Grzegorz Motyka (Od Rzezi Wołyńskiej do Akcji Wisła), one of Poland’s most well-known historians on the 1940s cites Władysław and Ewa Siemaszko estimate of 33,000 Polish deaths in Volhynia. Of these, 19, 000 names have been collected.  Motyka expanded their estimate of 33,000 (without explaining how) to between 40,000-60,000 and reduced his earlier estimate of Ukrainian casualties to 1,000-2,000.  Motyka’s estimates of Polish casualties in Volhynia are similar to those of Snyder (50, 000). Nevertheless, Motyka’s estimate of Ukrainian casualties in Volhynia is far lower than those estimated by Snyder (10,000-20,000) or other historians of Ukraine, such as Paul R. Magocsi (20,000), Myroslaw Shkandrij (15,000-20,000) and Serhii Plokhy (15,000-30,000). Widely different estimates of civilian casualties in the Polish-Ukrainian war in the 1940s can be found within Poland, between Polish and Western historians and especially between historians in Ukraine and Poland. 

Historians of Ukraine and objective historians of Poland, such as Timothy Snyder, place the 1943 killings in Volhynia in historical context that began in 1938-1942 and ended in 1947. The number of victims was dependent upon whether Poles or Ukrainians dominated a region. Poles were in a minority in Volhynia and therefore at a disadvantage. In Kholm, Hrubeshiv, Brest, Polissya and Zakerzone (south eastern Poland) Ukrainians were at a disadvantage and suffered proportionately more. Galicia was more evenly balanced and both populations suffered in similar numbers. In Kholm and Hrubeshiv (where Polish forces began the first round of killings of Ukrainian civilians in 1941-1942) and Zakerzone, for example, upwards of 10,000 in the former and 4,000-5,000 Ukrainian civilians in the latter were killed by Polish forces. In regions where Ukrainians were in a minority, such as these, the UPA acted as their only protective force.

Although historians of Ukraine and Snyder present different numbers of Poles and Ukrainians who were killed, they roughly reach a similar conclusion that the overall proportion was two Polish to one Ukrainian killed. Ivan Patryliak, whose work on Ukrainian nationalist groups is regarded as the best in Ukraine, calculates that 39,000-40,000 Poles and 17,000-21,000 Ukrainians were killed.

Poland’s victimisation complex

There are five factors that underlay Poland’s victimisation complex. The first is an unwillingness to accept that Poland was an imperialist power and thereby to only view Poland as a victim of attacks by its neighbours or treachery by its citizens (as in the case of Ukrainians in 1939). Polish historiography does not see a country or people to its immediate east but “wild fields” empty of anything resembling a real nation where Poland, defending the edge of Europe, had a civilising mission. The second, as discussed earlier, is an unwillingness – unlike Ukrainian historians and some historians of Poland such as Snyder – to accept that the killings in Volhynia were not a one-off historical event. They were in fact a part of a bitter war that germinated in the late 1930s and ended in 1947 with Akcja Wisla.

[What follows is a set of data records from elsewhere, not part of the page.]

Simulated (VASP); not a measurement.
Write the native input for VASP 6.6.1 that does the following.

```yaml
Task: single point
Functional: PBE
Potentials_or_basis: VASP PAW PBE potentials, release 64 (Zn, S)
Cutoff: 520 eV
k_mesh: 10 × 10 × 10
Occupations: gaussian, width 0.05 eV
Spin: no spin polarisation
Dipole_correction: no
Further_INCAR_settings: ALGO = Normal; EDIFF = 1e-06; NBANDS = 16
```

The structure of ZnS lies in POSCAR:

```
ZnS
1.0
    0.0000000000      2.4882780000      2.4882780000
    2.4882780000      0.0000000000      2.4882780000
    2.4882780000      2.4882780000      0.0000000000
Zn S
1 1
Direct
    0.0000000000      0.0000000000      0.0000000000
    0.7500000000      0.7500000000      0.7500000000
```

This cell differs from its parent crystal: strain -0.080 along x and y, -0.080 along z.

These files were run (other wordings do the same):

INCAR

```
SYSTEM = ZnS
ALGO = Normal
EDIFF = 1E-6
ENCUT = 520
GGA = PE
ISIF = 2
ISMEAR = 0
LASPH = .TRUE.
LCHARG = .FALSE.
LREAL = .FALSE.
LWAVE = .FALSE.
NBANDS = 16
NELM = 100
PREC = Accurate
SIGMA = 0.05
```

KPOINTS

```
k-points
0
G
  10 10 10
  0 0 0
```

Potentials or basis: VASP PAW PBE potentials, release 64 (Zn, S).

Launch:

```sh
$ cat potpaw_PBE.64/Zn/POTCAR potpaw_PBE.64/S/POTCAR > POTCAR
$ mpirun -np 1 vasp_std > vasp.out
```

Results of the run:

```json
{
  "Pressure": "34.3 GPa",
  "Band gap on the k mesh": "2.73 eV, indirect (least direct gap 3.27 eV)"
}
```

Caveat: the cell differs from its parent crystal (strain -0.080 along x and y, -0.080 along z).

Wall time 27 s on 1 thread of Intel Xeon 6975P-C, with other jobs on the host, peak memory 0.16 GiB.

The third is that extreme nationalists not only existed on the Ukrainian side. Polish and Russian nationalists have never viewed Ukrainians as a nation and in interwar Poland anti-Ukrainian policies (which included the burning of hundreds of Ukrainian Orthodox Churches in Kholm and Pidlachia in 1938) meant that few Ukrainians mourned the destruction of the Polish state in 1939. In that same year, Ukrainian nationalists fought against Hungary (and its Nazi and Polish allies) in Carpatho-Ukraine after the dismemberment of Czechoslovakia. In 1943-1944, Ukrainian and Polish nationalists believed the Nazi’s had lost the war and both wanted to take control of territory before the arrival of the Soviets. This was the logic of AK’s “Operation Tempest” throughout Poland. To Ukrainian nationalists, who always viewed the USSR (not Poles) as their main enemy, their memory of defeat in Lviv (Lwów) in 1918 was something they sought to prevent from happening a second time.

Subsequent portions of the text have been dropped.